Next, we define the callback selector. The callback selector is a unique identifier that indicates which program and function the callback CPI should access. It's a combination of the program ID and a specific function identifier.

// 8 bytes of the function Identifier = CallbackTest in the SecretPath Solana Contract
const functionIdentifier = [196, 61, 185, 224, 30, 229, 25, 52];
const programId = program.programId.toBuffer();

// Callback Selector is ProgramId (32 bytes) + function identifier (8 bytes) concatenated
const callbackSelector = Buffer.concat([programId, Buffer.from(functionIdentifier)]);

• Function Identifier (functionIdentifier): This is an array of bytes that uniquely identifies the function within the contract that should process the callback. In this example, the identifier corresponds to a hypothetical function "CallbackTest" in the SecretPath Solana program.

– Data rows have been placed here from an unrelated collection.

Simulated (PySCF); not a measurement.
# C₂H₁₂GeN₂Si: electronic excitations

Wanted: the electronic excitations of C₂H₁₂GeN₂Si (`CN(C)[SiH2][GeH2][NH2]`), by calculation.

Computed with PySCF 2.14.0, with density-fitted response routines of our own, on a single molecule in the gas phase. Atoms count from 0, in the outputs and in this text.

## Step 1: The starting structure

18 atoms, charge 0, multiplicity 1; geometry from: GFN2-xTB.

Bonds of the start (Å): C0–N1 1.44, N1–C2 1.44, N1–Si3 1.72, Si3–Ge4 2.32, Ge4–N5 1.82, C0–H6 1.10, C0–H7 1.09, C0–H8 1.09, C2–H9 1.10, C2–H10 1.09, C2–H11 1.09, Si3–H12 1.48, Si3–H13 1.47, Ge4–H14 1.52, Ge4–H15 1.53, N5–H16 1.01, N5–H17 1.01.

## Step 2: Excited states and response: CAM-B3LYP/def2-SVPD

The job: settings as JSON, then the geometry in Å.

• Program ID (programId): This is callback program on Solana that is involved for the callback.

• Callback Selector (callbackSelector): This is a combination of the programId and the functionIdentifier, and it uniquely identifies the callback program and function within the Solana program.

Finally, we specify the callback compute limit or callback gas limit:

const callbackGasLimit = Number(callback_gas_limit);

• Callback Gas Limit (callbackGasLimit): This represents the amount of gas that should be allocated to process the callback on the Solana side. It's important to estimate this correctly to ensure that the callback can be executed without running out of resources.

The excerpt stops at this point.